Safford City Manager John Cassella

After an unsuccessful search for an assistant city manager, Safford City Manager John Cassella said he is pleased to announce he thinks he’s found an excellent new utilities director.

Jason Brimhall will begin Sept. 27.

A few years ago, Utilities Director Jenny Howard left the city to go to the Graham County Co-op and then City Manager Horatio Skeete opted to create an assistant city manager position and assigned Howard’s replacement with her tasks, Cassella said.

Those tasks were his during his one-year stint as assistant town manager and would’ve fallen to his successor if he’d been able to find one, Cassella said. The one candidate he hired was let go during his probationary period and he’s not been able to find one since.

Most of the candidates either didn’t have enough experience or were toward the end of their career, he said.

“I didn’t like what I was seeing so I decided to hire a utilities director,” Cassella said. “I was looking for a particular type of personality. I was looking for someone with drive and fire. Of course, I also wanted someone with experience, but I wanted someone with good character and drive.”

He found exactly that in Brimhall, who lives in Pima, Cassella said.
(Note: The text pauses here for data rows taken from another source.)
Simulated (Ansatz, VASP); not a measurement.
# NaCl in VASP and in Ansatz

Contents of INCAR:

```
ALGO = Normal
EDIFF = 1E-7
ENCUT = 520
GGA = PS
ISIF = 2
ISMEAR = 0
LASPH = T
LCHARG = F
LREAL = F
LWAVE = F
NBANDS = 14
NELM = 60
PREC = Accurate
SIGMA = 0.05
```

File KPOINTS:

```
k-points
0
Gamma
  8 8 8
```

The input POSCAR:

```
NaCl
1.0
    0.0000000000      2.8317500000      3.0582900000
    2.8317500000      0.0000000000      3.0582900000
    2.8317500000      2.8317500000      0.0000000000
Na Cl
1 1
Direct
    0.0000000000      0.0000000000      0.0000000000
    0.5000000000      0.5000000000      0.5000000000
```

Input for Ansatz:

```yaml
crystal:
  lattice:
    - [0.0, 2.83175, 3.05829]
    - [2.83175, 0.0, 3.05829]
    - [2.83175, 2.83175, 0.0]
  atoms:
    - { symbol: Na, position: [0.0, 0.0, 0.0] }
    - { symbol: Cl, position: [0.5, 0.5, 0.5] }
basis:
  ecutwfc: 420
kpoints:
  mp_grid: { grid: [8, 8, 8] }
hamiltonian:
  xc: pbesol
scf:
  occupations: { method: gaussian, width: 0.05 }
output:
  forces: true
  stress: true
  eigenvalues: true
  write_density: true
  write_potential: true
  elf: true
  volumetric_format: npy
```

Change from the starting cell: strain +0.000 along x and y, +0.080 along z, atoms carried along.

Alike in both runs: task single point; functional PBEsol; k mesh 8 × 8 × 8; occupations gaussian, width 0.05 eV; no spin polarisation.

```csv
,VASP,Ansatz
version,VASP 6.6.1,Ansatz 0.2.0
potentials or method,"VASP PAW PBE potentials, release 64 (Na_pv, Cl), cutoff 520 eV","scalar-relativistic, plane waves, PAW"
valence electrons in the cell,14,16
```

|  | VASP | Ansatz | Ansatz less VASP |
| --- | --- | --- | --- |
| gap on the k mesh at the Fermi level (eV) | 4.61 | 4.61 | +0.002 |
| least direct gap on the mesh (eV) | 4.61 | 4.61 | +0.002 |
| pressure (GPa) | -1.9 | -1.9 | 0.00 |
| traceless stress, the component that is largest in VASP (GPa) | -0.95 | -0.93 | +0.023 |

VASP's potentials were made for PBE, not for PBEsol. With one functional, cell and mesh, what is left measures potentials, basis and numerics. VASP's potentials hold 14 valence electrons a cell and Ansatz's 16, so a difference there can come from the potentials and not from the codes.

Brimhall obtained his associate’s degree in drafting and design from Eastern Arizona College and studied civil engineering at Arizona State University. He obtained his bachelor’s degree in Education, Career and Technical Education and Occupation Education from Northern Arizona University.

He’s been working for Phelps Dodge/Freeport-McMoRan since 2006 and his most recent titles are senior civil engineer/supervisor/mentor.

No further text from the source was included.